Poetry from the premodern era in Korea and in most cultures was originally created to be sung, yet music and performance are key elements of the oral tradition that are often lost when transmitting knowledge about poetry and literature today. One of the challenges of teaching works from the Korean oral tradition arises from the hegemony of the written text over oral performance that persists in academia and contemporary culture. As a teaching fellow at Harvard University, I worked with my advisor, Professor David McCann, to address this imbalance in the way we teach Korean literature. This essay reflects on our teaching methods in these courses and argues for the necessity of teaching the performative dimensions of Korean literature and world oral traditions.

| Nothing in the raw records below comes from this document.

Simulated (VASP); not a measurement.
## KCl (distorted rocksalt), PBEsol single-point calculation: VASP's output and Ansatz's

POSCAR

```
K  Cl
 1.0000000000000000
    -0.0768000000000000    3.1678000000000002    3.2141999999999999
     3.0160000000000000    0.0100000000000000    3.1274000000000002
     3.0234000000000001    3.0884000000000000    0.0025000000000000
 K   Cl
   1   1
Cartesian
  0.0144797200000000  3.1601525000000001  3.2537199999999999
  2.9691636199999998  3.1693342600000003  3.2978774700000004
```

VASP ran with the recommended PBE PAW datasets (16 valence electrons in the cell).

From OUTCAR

Emblematic of the traditional view that greater literacy results in the diminishment of the oral dimensions of culture is the term "residual orality," which has often been discussed to describe the apparent remains of the oral tradition in literate societies and their literatures.1 The most recent volume of The Norton Anthology of World Literature, published in 2012, implicitly supports this view by referring to oral narratives such as the Korean p'ansori epic The [End Page 105] Song of Ch'unhyang as "oral literature."2 This tendency to canonize oral storytelling by making it a form of "literature" is also practiced in Korea, where p'ansori continues to be studied by literary scholars in the field of kubi munhak ("oral literature").3 Walter Ong notes that the term "oral literature" is problematic because "it reveals our inability to represent to our own minds a heritage of verbally organized materials except as a variant of writing."4 The term "oral literature," and its widespread use in literary scholarship, not only perpetuates the hierarchical stance of literacy over the oral, but also has the effect of flattening and reducing the performativity and four-dimensionality of the oral tradition. From this perspective, the oral tradition is made to fit within the realm of literature in order to make it a subject worthy of study, without acknowledgment that the written text of an oral tradition is a disembodied form of the poem or narrative in performance.

Literature is often taught in this disembodied manner, limited to text on a page, but it need not be. As part of my research on Korean oral traditions and written literature, I conducted twenty months of extensive fieldwork in Korea over the span of a decade (2007-2016), studying with masters of traditional Korean music in p'ansori and sijo performance in order to deepen my understanding of these art forms. In my teaching with Professor David McCann on Korean oral traditions, I brought a somatic knowledge of Korean poetry and oral dramatic narrative to the classroom, teaching our students to embody the tradition themselves through singing sijo. Many of our students had never considered the significant role of music in the creation and practice of poetry, and I was overjoyed to witness my students making this connection with their own voices. In both a general [End Page 106] education course on Korean culture, Forms in Korean Cultural Korean History, and a course offered through the East Asian Studies department, Writing Asian Poetry, our discussions of the relationship between how a sijo poem appeared on a page and how it was organized in performance by breath groups were enriched and deepened through vocal explorations of the form. In their evaluations of these courses, numerous students noted that the experience of hearing sijo sung and learning to sing the art form were highlights of the course.

In "Tradition and the Individual Talent," T.S. Eliot asserts that the canon is always in flux and that one writer, one poet, can change the entire meaning and trajectory of the canon through her contribution.5 In our Writing Asian Poetry class, as students interacted creatively with these verse forms, they saw how their own voices added to and extended the tradition of East Asian poetry. In the course, students engaged with East Asian verse forms by writing poems in English modeled after Korean sijo, Chinese T'ang...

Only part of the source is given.